There are a lot of things we associate with the good ol' U.S.A. Apple pie, big cars, and blue jeans are just a few of the items that we tend to bring up when we're talking about specific products associated with traditional American style. But not all of them are actually made here in the United States — at least, not anymore. Due to globalization and the challenge of producing products in the U.S. (which often costs considerably more to do, especially when materials aren't easily sourced and skilled workers are hard to find), many products that were once made in the U.S. are now made in China, Vietnam, India, Indonesia, and elsewhere. There's even one quintessentially American brand you may not realize has been largely (if not entirely) outsourced.
Related: 76 Brands Still Made in America
Ironically, the story of the brand's creation — Levi's — is a thoroughly American one. Levi Strauss, a Bavarian immigrant, worked with his brothers at their dry goods store in New York City before heading to San Francisco to open a branch. When Jacob Davis, himself a Latvian immigrant and tailor who frequently purchased material from Strauss, came up with the idea of reinforcing pants with copper rivets, he didn't have the money for a patent. Proposing he and Strauss go into business together, they received a patent for their riveted denim pants in 1873 and blue jeans were born.
Today, Levi's are mostly made in Sri Lanka, Indonesia, Vietnam, and elsewhere, though it's worth noting that there are some Levi's made right here — Levi's Made in the U.S.A. 501 Original Fit Jeans as well as trucker jackets (the traditional jean jacket). However, it should be noted that materials are not always sourced in the U.S. and there are reports that all Levi's Vintage Clothing production has moved to Turkey and Bulgaria.
It's also worth mentioning that these 501 jeans cost $148 (currently on sale for $70) while the 501 jeans made outside of the U.S. range from $50 to $90. American-made isn't cheap, but people who want American products will be glad to know it's still possible to buy American, even if it's not easy to do.
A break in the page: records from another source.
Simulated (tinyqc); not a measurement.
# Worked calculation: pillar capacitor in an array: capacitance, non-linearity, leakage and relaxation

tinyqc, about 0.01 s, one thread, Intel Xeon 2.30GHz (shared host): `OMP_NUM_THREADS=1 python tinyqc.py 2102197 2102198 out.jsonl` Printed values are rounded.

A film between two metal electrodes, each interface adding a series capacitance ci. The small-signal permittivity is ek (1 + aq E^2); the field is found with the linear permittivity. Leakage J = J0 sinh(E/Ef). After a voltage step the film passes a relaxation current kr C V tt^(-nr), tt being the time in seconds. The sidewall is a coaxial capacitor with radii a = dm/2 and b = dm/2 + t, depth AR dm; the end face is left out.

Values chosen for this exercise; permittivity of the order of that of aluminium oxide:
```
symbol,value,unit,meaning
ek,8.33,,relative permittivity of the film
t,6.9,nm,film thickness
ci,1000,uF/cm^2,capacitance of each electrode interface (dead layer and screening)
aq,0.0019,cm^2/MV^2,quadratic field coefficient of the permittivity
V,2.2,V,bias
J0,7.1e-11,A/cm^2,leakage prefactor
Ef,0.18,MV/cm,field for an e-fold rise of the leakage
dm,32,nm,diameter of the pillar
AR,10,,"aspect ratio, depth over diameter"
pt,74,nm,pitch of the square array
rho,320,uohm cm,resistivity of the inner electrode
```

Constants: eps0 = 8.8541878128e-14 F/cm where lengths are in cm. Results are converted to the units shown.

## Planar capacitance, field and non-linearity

If you aren't ready to shell out for Made in America Levi's, you may still be impressed with the lengths the brand is going when it comes to promoting sustainability, ranging from using less water to finish their denim, putting rain-fed cottonized hemp in their clothing, and opening Levi's Tailor Shops to promote recycling and reuse. While saving American manufacturing with your purchasing can be tough, saving the world might be easier.